Aramco receives bids for three offshore tenders
2 May 2025
Saudi Aramco has received bids from contractors in its Long-Term Agreement (LTA) pool of offshore service providers for three tenders related to the engineering, procurement, construction and installation (EPCI) of structures at several offshore oil and gas fields.
The tenders are numbers 158, 159 and 160 on Aramco’s Contracts Release and Purchase Order (CRPO) system.
Offshore LTA contractors submitted bids for these CRPOs by the deadline of 27 April, sources told MEED.
The Saudi energy giant issued CRPOs 158, 159 and 160 to its offshore LTA contractors in late November and set an initial bid submission deadline of 15 January. The bid submission deadline was extended several times, to 26 January, 24 February, 19 March, 13 April and 20 April.
The scope of work on CRPO 158 covers the EPCI of 11 jackets at several offshore fields, including Abu Safah, Berri and Manifa. Aramco has stipulated that three of the jackets must be fabricated in the kingdom.
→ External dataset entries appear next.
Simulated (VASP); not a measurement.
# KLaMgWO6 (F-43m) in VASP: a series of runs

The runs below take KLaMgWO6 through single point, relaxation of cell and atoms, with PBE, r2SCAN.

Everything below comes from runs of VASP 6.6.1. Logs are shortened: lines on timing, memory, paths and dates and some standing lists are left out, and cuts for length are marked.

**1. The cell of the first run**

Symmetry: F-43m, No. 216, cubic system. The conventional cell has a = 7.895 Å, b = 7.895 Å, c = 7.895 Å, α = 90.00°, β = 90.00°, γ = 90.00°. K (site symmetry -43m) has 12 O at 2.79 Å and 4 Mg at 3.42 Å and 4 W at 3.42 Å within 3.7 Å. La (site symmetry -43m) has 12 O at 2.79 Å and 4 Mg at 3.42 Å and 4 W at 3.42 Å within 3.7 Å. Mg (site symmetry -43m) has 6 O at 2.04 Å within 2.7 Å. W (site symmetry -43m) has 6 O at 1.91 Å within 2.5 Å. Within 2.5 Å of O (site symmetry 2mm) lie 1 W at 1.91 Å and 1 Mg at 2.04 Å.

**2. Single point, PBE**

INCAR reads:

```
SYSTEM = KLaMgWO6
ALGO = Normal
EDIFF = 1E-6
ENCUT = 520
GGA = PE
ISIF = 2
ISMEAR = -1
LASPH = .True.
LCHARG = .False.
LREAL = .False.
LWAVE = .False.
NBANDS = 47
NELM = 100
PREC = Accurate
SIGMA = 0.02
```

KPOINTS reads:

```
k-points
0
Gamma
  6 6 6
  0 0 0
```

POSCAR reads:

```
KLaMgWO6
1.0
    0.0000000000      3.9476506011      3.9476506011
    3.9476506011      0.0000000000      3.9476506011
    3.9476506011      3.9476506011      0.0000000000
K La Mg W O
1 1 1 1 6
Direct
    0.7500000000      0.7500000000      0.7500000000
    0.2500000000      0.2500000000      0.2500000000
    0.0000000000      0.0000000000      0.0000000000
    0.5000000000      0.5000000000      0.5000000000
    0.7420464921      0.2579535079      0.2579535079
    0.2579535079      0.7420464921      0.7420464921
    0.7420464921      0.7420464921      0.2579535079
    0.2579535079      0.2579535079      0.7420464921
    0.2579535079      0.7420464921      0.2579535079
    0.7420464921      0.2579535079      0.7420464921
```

CRPO 159 involves the EPCI of three production deck modules at the Abu Safah, Berri and Manifa offshore fields.
CRPO 160 relates to the EPCI of three more production deck modules at the Abu Safah, Berri and Manifa offshore fields.
Aramco’s LTA pool of offshore service providers comprises the following entities:
- Saipem (Italy)
- McDermott International (US)
- Larsen & Toubro Energy Hydrocarbon (LTEH, India) / Subsea7 (UK)
- NMDC Energy (UAE)
- Lamprell (UAE/Saudi Arabia)
- China Offshore Oil Engineering Company (China)
- Dynamic Industries (US)
- Sapura Energy (Malaysia)
- TechnipFMC (France) / MMHE (Malaysia)
- Hyundai Heavy Industries (South Korea)
Aramco recently renewed LTAs with the following contractors, whose contracts had either lapsed or were close to expiry:
- Saipem
- McDermott International
- Larsen & Toubro Energy Hydrocarbon / Subsea7
- NMDC Energy
- Lamprell
- China Offshore Oil Engineering Company
Robust offshore spending
In January last year, the Saudi Energy Ministry directed Aramco to abandon its campaign to expand its oil production spare capacity from 12 million barrels a day (b/d) to 13 million b/d by 2027. As a direct consequence of that government decision, Aramco cancelled the tendering process for at least 15 tenders involving the EPCI of structures at offshore oil and gas fields.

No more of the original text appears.